If nothing else, Cymbeline might be an undeniable sign that the habit of updating Shakespeare’s plays through “gritty” cinematic reinterpretations, stacked with movie stars, might finally be at its end.
After 2011’s Ralph Fiennes-Gerard Butler starrer Coriolanus came and went, we have had a solid four years between self-indulgent, pointless reimaginings of one of the Bard’s tragedies. Joss Whedon’s 2012 Much Ado About Nothing gets a pass, because there was a real comedic energy and style to it, and at no point did you wonder why on earth it was made. (Though it still felt a bit like Whedon cleansing his palate between helming the fun and commercial Avengers movies). But as for Cymbeline, are there any more obscure tragedies for artistically adrift Hollywood types to scrape from the Bard’s lesser known late period? Let’s hope not.

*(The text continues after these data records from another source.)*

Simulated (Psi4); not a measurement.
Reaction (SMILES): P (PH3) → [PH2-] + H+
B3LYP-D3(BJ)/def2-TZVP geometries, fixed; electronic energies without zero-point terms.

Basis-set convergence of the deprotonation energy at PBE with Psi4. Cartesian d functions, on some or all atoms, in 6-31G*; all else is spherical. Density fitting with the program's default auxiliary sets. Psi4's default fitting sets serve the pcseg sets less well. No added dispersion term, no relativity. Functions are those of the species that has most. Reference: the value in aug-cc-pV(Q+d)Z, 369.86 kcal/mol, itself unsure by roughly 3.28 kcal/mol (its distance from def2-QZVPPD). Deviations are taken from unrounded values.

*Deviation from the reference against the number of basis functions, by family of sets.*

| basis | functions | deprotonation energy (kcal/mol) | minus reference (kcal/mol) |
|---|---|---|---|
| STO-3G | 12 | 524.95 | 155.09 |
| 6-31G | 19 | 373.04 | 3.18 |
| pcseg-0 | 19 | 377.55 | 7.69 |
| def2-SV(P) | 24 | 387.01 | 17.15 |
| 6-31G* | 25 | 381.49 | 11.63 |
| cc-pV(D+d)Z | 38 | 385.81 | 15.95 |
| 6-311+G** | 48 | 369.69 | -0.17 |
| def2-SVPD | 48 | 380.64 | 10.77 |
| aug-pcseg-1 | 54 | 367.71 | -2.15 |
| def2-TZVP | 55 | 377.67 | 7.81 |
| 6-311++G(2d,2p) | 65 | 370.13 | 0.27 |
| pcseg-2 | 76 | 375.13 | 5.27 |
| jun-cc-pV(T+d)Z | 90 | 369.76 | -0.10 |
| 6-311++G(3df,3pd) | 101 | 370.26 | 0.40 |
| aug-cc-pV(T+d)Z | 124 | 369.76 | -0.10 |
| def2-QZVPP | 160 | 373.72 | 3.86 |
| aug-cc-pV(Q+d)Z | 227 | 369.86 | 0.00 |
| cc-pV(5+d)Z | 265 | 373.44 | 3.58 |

It seems like there are two options with this sort of thing. You can fully honor the rigorous exactitude of Shakespearean’s text. Or you can have the actors speak like normal everyday people and allow the rich characters and ingenious plotting to emerge, free of the burdens of ye olde diction. Cymbeline opts for the former, which might not be so bad if the actors could find a way to really bring the material to life. The only one who really manages to do that is Ethan Hawke as the devious, lecherous Iachimo, but he only gets a few scenes. Somehow, he finds a way to have fun with the material, and it’s pretty delightful whenever he’s onscreen.
The key players in this convoluted tale are Imogen (Dakota Johnson), the daughter of a drug lord and biker gang leader, Cymbeline (Ed Harris). Imogen is supposed to marry Cloten (Anton Yelchin), the creepy son of Cymbeline’s second wife, simply called the Queen (Milla Jovovich). Imogen refuses and secretly marryies her true love, Posthumus (Penn Badgley). Cymbeline banishes Posthumus from the city when he discovers this.
In his misery, Posthumus consorts with the unsavory Iachimo (Ethan Hawke), who bets Posthumus that he can sleep with his wife. Posthumus is so convinced of his wife’s true love for him that he takes the bet. Iachimo, using iPhone camera trickery, falsely convinces the gullible young man that he has bedded Imogen, and so Posthumus immediately orders his underling, Pisanio (John Leguizamo), to kill Imogen. The continual double crosses and tragic misunderstandings could be ripe for great cinema, but the lack of energy, endless tortuous speechifying, and the sheer volume of characters and plot obscure the play’s logic.
For the most part, the actors seem committed with imparting the serious gravity of their words and not screwing up the tortuous phrasings. Everyone murmurs and grumbles, which can be fine if they build to a crescendo, but no one really lets loose. Shakespearean language was meant to be performed with some, you know, theatricality and gusto, not mumblecore naturalism.
If you’re a Delroy Lindo fiend, you’ll be very happy. In a small but important role, he comes close to stealing the film. But mostly, you’ll just bitterly reflect on how wasted Lindo has been lo these many years. Johnson is quite good as the fair Imogen, admirably merging believable teenage angst with the cumbersome language. Bill Pullman is intriguingly menacing and disheveled, but he has about 80 seconds of screen time. Jovovich has a few lines early on, sings a weird ballad in the middle that seems to go on forever, disappears for an hour, and then becomes the arch-villain at the very end.
For a film that bills itself as gritty on its promotional materials, there’s fairly little violence and zero sex. Yet for all the pretension to gravitas and grit, this film has all of the consequences of a music video, and I don’t necessarily mean this entirely as a barb. In fact, this is probably the best way to approach this. Just enjoy it like a very long, talky, low-energy music video.
Perhaps this boggling project was born from Hawke’s relationship with director and screenwriter Michael Almereyda; they collaborated together on 2000’s tepidly-received Hamlet. Iachimo is a great, juicy role, and Hawke plays it with evident relish, but it’s a fairly minor part, even if his machinations throw the plot into motion. Alas, Cymbeline appears to be that most cringe-worthy of endeavors: a passion project without passion.